Dear community! Before I describe the problem, here's a short description of the software in use (where the latter two are running in a small cluster of three nodes, each of them using Ubuntu 14.04):
- Zeppelin 0.6.1
- Spark 2.0.0 along with Scala 2.11.8
- Hadoop 2.7.3
The situation is as follows: In order to use the TwitterUtils class in a Spark Streaming application written in a Zeppelin note, I need to include org.apache.spark.streaming.twitter._ from Maven (org.apache.bahir:spark-streaming-twitter_2.11:2.0.0-preview). What I learned so far is that there are a couple of options to make external dependencies available in Zeppelin:
- Export the SPARK_SUBMIT_OPTIONS variable in conf/zeppelin-env.sh and set --jars (in my case --jars hdfs://admdsmaster:54310/global/jars/spark-streaming-twitter_2.11-2.0.0-preview.jar (path pointing to local file system was tested as well)).
- Export SPARK_SUBMIT_OPTIONS and set --packages (in my case --packages org.apache.bahir:spark-streaming-twitter_2.11:2.0.0-preview).
- Set spark.jars or spark.jars.packages in conf/spark-defaults.conf with the values mentioned above.
- Use the %dep interpreter in Zeppelin itself like so: z.load("org.apache.bahir:spark-streaming-twitter_2.11:2.0.0-preview"). This is deprecated, though.
- Use sc.addJar() in the Zeppelin note to manually add a .jar file.
After having tried all of the above -- and almost arbitrary combinations and variations thereof -- the problem is that I still can't import the TwitterUtils class from within a Zeppelin note:
Class import failing in Zeppelin note.
What can be seen from the picture as well is the output of sc.listJars() which shows that the .jar file was actually included. Nonetheless, the class import fails.
My first thought was that the problem occurs because Spark is running in yarn-client mode, so I started the Spark shell in yarn-client mode as well and tried to import the TwitterUtils class from there -- which worked:
Class import working from Spark shell.
In order to find out what's going on, I searched the log files of Zeppelin, Spark and YARN, but couldn't find any error messages to point me to the cause of the problem.
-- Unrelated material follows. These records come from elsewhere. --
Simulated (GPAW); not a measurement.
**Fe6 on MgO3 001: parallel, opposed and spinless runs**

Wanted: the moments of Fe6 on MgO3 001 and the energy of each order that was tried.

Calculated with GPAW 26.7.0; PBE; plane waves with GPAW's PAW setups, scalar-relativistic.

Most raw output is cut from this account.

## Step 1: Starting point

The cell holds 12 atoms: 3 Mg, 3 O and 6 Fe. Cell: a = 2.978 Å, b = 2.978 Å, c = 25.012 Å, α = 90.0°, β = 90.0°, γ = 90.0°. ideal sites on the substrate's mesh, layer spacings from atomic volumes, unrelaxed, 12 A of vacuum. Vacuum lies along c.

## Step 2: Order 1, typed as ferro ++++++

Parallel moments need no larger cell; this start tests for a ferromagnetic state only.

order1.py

Long story short: Although the jar file was included in Zeppelin (as proven by sc.listJars()) and although the class import works from the spark-shell in yarn-client mode, I just can't get the import to work from within my Zeppelin note.
Long story even shorter: I'd really appreciate your ideas on how to solve this problem!
Thanks in advance for your time and effort.
P.S.: I'm sorry for the fact that I could not upload the images to this post directly -- it says that I need at least 10 reputation points which I do not have as this is my first ever post here.